Is it cheaper to pay off terror suspects than challenge them in court?

4th Mar 2013

"Setting up secret courts 'would cost more than paying off terror suspects'... according to Government's own report!"

The Daily Mail, 4 March 2013

There was spirited debate in the lead up to yesterday's final vote on the Coalition's Justice and Security Bill, which was described by its supporters as "focused and proportional" and by its detractors as "dangerous and unnecessary". And while the Government carried the day, it was forced to confront vocal opposition from all sides.

The Daily Mail has been at the forefront of the campaign to see a number of the Bill's provisions abolished. It has focused its criticism on the Government's proposal to introduce "closed material procedures" (CMPs). These "secret courts" will adjudicate in certain types of civil cases where there's likely to be discussion of classified information. In theory, if this evidence were to be heard in public, there might be a risk to national security. As such, there will be no public access to proceedings.
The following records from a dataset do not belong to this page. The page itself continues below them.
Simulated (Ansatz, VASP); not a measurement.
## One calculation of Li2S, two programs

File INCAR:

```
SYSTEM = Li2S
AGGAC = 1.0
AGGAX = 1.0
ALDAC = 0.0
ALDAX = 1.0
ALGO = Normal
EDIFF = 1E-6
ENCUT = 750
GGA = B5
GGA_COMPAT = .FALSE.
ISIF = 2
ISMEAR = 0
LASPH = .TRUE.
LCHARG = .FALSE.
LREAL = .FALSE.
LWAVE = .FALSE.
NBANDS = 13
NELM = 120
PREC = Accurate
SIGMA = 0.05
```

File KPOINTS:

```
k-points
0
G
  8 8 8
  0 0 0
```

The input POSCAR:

Justice not seen, justice not done?

The legislation has been partly designed to tackle the problem of terror suspects bringing civil claims against the British Government. As it stands, if someone accuses the UK Government of being complicit in their wrongful detainment or torture, the security services are usually unable to present evidence in court where "the facts of the case turn on highly sensitive information". As Kenneth Clarke MP, the minister in charge of the Bill, argues:

"The consequence has been that the Government has had to cease to defend itself, leaving state action unscrutinised, citizens with no independent judgement on very serious allegations, and the taxpayer liable for settling cases which may have no merit."

What's the price tag?

As the Daily Mail notes, the impact assessment that the Government itself has produced shows that over the course of the next decade it would cost £8 million to extend the use of Closed Material Procedures. This number is based on an estimate of how much money would need to be spent on 'Special Advocates' (lawyers with the necessary security clearance), as well as 'judicial and representation' fees. 

Therefore, under the current system many civil suits are settled by the Government without it contesting the case in court. What's the cost?

A headline in this weekend's Sunday Times (£) declared, "Secret £30 million payout for terror suspects". The following day, the Daily Mail's article quoted Kenneth Clarke as the source of the statistic.

We asked the Cabinet Office, where Mr Clarke is based as a Minister Without Portfolio, to explain how it had arrived at the figure of £30 million. A spokesperson said that the department had not provided this information to the Sunday Times and there was no official figure in the public domain. Indeed, in the Sunday Times article Mr Clarke is only quoted as saying, "We are paying out millions of pounds." 

We've contacted the Sunday Times to ask how it obtained the £30 million statistic but, as it stands, we're none the wiser. 

Most of the civil suits settled by the Government have involved the signing of legally-binding confidentiality agreements - in other words, the amount of compensation an individual receives is not information that will be openly available. The Cabinet Office noted that the only exception to date has been the case of Sami Al-Saadi who, having accused the Government of being complicit in his illegal rendition to Libya, received £2.2 million in compensation. 

The Daily Mail, having wrongly quoted Mr Clarke as the source of the £30 million figure, contrasted this sum with the anticipated £8 million cost of the "secret courts" proposal. It then concluded that it would be cheaper to pay compensation to terror suspects than it would be to conduct justice behind closed doors. At the moment, the Daily Mail's headline suggests that £8 million is, somehow, a larger sum than £30 million. 

If we accept that the Government has already spent £30 million on settlements and there are currently other cases under legal review, then the £8 million projected cost of the new courts might still constitute a saving (assuming that the Government's compensation bill would, accordingly, be reduced). 

The Daily Mail focuses on the additional cost of secret courts compared to the present system while at the same time it neglects to factor in the £30 million that the Government has already paid out. In fact, an extra £8 million over the course of a decade (so, less than £1 million per year) might represent value for money if it will mean the Government spends less on compensation settlements (which, is, incidentally one of the principal aims of the legislation).

We'll be asking the Daily Mail to correct or at least clarify its misleading headline. Although we're currently unable to verify the £30 million statistic, the Daily Mail quotes it (and wrongly attributes it to Mr Clarke). The headline of the article in question suggests that the £8 million cost to the Government is less than this £30 million it has so far paid out to terror suspects.

It's clear that there are many "known unknowns". Yesterday, Mr Clarke admitted to MPs that the Government did not know how many cases would be heard in the "secret courts". It follows that the cost to the Government is likely to vary depending on the number of suits brought under the new system. However, even if we use the figures that are available, the Daily Mail's analysis looks to be incorrect.

After the Coalition's victory in yesterday's vote, the Justice and Security Bill is due to be passed formally later this week.